Opinion
Case No. 2:12-cv-00370-MMD-VPC
01-17-2013
ORDER
(Appellee's Motion to Dismiss
- dkt. no. 31)
Wells Fargo commenced this appeal from bankruptcy court by filing a Notice of Appeal on February 23, 2012, seeking to overturn Bankruptcy Judge Bruce A. Markell's order confirming Desert Oasis' Chapter 11 Plan of Reorganization. On July 27, 2012, Desert Oasis refinanced its property and paid off the amount owed to Wells Fargo and left in escrow the disputed amount claimed by Wells Fargo, pending this Court's determination of a separate challenge to another order issued by Judge Markell. See CT Inv. Mgmt. Co., LLC v. Desert Oasis Apartments, LLC, No. 2:12-cv-1061-MMD-VPC (D. Nev. filed June 20, 2012). As a result, Desert Oasis brings this Motion to Dismiss, seeking to dismiss the Appeal as moot and requesting costs under Fed. R. App. P. 39 and Fed. R. Bankr. P 8014. (Dkt. no. 31.) Wells Fargo filed its Response consenting to the dismissal, but opposing the award of costs. (Dkt. no. 35.) Desert Oasis did not file a Reply. The Court agrees with the parties that this appeal is moot, but denies Desert Oasis' request for costs consistent with the reasoning set forth below.

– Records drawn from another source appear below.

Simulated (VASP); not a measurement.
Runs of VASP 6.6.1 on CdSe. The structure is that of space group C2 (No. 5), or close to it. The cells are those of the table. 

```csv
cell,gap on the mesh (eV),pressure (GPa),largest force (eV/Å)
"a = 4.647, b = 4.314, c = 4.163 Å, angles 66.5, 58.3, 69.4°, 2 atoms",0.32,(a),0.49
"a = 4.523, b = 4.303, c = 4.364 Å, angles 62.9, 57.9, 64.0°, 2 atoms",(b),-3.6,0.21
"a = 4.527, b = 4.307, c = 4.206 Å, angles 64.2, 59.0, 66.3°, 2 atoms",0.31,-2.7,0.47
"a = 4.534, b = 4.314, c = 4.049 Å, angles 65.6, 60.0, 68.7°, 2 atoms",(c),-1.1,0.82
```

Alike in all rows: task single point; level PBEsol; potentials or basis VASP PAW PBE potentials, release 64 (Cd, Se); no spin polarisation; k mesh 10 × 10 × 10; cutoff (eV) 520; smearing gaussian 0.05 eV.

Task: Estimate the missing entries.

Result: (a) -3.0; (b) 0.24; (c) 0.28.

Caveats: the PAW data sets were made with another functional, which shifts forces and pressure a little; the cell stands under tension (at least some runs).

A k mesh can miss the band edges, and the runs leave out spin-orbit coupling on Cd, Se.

The Court similarly dismissed as moot an adversary proceeding brought by Tom Gonzales arising out of the same bankruptcy filing. See Tom Gonzales v. CT Inv. Mgmt. Co., LLC, No. 2:12-cv-669-MMD-VPC (D. Nev. Jan. 11, 2013).
A request for costs stemming from a dismissal of a bankruptcy appeal cannot be premised on Fed. R. App. P. 39, since that Rule "is not, strictly speaking, the controlling provision for the issue at hand, since the costs sought by [Desert Oasis are] not costs incurred in connection with [an] appeal that was taken to the Court of Appeals." In re Manhattan Inv. Fund Ltd., 421 B.R. 613, 616 (S.D.N.Y. 2009); see Fed. R. App. P. 1(a)(1) ("These rules govern procedure in the United States courts of appeals").
In the section which governs appeals to district courts, Fed. R. Bankr. P. 8014 provides that "costs shall be taxed against the losing party on an appeal." The decision to award costs under Rule 8014 rests within the discretion of the court. See Gwynn v. Walker, 532 F.3d 1304, 1309 (11th Cir. 2008) (applying abuse of discretion standard to an award of costs). Although the precise definition of "prevailing party" in the context of Rule 8014 has not been the subject of much analysis, Congressional fee shifting statutes employ the term in a host of different contexts. As a term of art, the Supreme Court has noted in an analogous statutory usage of the term "prevailing party" that an award of fees is appropriate "when a party has prevailed on the merits of at least some of his claims." Hanrahan v. Hampton, 446 U.S. 754, 758 (1980) (per curiam) (emphasis added). A prevailing party has also been held to exist through consent decrees that change the legal relationship between a plaintiff and the defendant. Buckhannon Bd. And Care Home, Inc. v. W. Va. Dept. of Health and Human Res., 532 U.S. 598, 604 (2001). Together, "judgments on the merits and court-ordered consent decrees 'create the material alteration of the legal relationship of the parties' necessary to permit an award of attorney's fees.'" Id. (quoting Tex. State Teachers Assn. v. Garland Indep. Sch. Dist., 489 U.S. 782, 792-793 (1989)). Here, no such alteration of the legal relationship occurred as a result of the litigation, and no adjudication on the merits occurred. That Desert Oasis ultimately received what it sought through the reorganization independent of this Appeal, and without any judgment on the merits of this Appeal, cannot sustain an award of costs.
Accordingly, IT IS ORDERED that Appellee Desert Oasis Apartments, LLC's Motion to Dismiss (dkt. no. 31) is GRANTED in part and DENIED in part. This matter is now moot, and the parties shall bear their own costs.
IT IS FURTHER ORDERED that the Clerk of Court shall close this case.